I woke up this morning thinking about work, and wanted to summarize a great book that I read while in business school. The book is Blue Ocean Strategy. It's a short but powerful competitive framework by W. Chan Kim and Renee Mauborgne.
1. Most businesses compete in "Red Oceans," a bloodbath of me-too products targeted at a limited segment.
2. To carve an "in" and to eventually dominate, Blue Ocean Strategy is called for.
3. Less is More. Blue Ocean strategy targets a sub-segment, an under-served segment. Find Blue Oceans by examining every feature of an existing product and how well it serves this sub-segment. Then consciously drop the features that do not matter and refine the ones that do. Dropping features is as important if not more-so than refining or adding features. Think about the iPhone UX and how it targets beginner technology users.

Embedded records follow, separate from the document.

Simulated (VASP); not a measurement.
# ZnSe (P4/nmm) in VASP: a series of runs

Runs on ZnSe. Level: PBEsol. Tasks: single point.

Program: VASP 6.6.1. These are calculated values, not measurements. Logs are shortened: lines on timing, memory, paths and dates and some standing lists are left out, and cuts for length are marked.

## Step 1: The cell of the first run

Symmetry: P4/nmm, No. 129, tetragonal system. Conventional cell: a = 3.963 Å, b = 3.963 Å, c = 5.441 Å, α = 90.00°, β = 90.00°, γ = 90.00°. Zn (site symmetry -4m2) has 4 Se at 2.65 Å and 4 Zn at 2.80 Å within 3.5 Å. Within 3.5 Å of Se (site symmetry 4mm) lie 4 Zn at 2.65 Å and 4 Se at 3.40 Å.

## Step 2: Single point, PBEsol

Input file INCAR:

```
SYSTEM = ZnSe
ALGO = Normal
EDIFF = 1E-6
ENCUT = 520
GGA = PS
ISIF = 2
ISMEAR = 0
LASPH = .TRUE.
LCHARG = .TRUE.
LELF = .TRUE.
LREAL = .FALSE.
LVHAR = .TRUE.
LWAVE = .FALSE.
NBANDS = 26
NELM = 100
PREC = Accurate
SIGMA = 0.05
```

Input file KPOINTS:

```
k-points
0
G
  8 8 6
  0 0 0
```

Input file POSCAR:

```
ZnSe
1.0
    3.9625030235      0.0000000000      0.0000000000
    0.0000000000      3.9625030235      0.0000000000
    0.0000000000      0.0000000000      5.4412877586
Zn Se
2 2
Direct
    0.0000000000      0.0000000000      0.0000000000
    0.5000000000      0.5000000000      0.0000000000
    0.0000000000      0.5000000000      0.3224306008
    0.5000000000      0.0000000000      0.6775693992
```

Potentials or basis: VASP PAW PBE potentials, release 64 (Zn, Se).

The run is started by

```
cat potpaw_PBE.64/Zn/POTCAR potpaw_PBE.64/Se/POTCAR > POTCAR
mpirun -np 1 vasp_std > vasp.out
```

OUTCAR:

4. If this smells vaguely of "niche market strategy," you are correct. But just because it is a niche market does not make it a small market. By way of a niche market you can then establish your business as a tastemaker. Consider Cirque du Soleil, an adult targeted circus entertainment chain. By dropping the expensive animals in the act, and adding artistry and choreography to their act, they have penetrated the adult circus entertainment business.
5. Make a strategy canvas to figure out the right features to drop, keep and create. See below for an example of Southwest Airlines' strategy canvas:
Try it for your business, you may uncover some interesting directions that gives you fresh blue oceans.